Some question about resnet

Question

Some question about resnet

shihaobai opened this issue 5 years ago · 6 comments

Very nice job!!! I tried to use resnet (10, 12, 18) as a backbone of my model, but it didn't improve performance as we expected. In contrast, In our experiments, deeper resnet was mush easier overfitting than 4-conv which made us very confused. I wonder if you ever encountered a similar problem during your experiment. Thank you very much.

Answer 1 · 2020-03-18T13:48:51.000Z

I've encountered the same problem.
I was training RelationNet+ResNet18 today, and I found the model overfitting at around epoch 130 (200 episodes per epoch), i.e., the val accuracy started to drop from ~64% to ~60%.
I wonder if you solved your problem later? Thank you very much.
@shihaobai

Very nice job!!! I tried to use resnet (10, 12, 18) as a backbone of my model, but it didn't improve performance as we expected. In contrast, In our experiments, deeper resnet was mush easier overfitting than 4-conv which made us very confused. I wonder if you ever encountered a similar problem during your experiment. Thank you very much.

Answer 2 · 2020-10-31T03:32:22.000Z

Very nice job!!! I tried to use resnet (10, 12, 18) as a backbone of my model, but it didn't improve performance as we expected. In contrast, In our experiments, deeper resnet was mush easier overfitting than 4-conv which made us very confused. I wonder if you ever encountered a similar problem during your experiment. Thank you very much.

yes, the overfitting happened even in resnet10 with protonet! have you made it, shihaobai?

Answer 3 · 2020-11-04T07:00:56.000Z

Pretraining the backbone on the train dataset can effectively avoid overfitting.

Answer 4 · 2020-11-04T12:45:44.000Z

Pretraining the backbone on the train dataset can effectively avoid overfitting.

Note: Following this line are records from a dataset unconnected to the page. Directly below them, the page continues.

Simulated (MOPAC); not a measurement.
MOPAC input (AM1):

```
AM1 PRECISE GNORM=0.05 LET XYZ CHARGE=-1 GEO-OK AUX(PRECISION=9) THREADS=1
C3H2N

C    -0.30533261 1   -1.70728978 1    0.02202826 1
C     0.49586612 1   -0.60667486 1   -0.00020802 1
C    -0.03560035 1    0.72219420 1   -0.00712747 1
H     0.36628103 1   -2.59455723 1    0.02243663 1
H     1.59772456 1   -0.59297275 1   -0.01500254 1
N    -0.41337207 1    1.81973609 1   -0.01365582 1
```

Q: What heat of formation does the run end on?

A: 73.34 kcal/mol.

pretraining is everything!

Answer 5 · 2021-08-21T04:28:31.000Z

@shihaobai Is pretrain the backbone mentioned in the paper? I only see baseline(and ++) has keyword pretraining.

Answer 6 · 2021-11-18T15:34:17.000Z

Pretraining the backbone on the train dataset can effectively avoid overfitting.
Can you tell me for how many epochs did you pretrain for? and did you use cross entropy loss to pretrain it?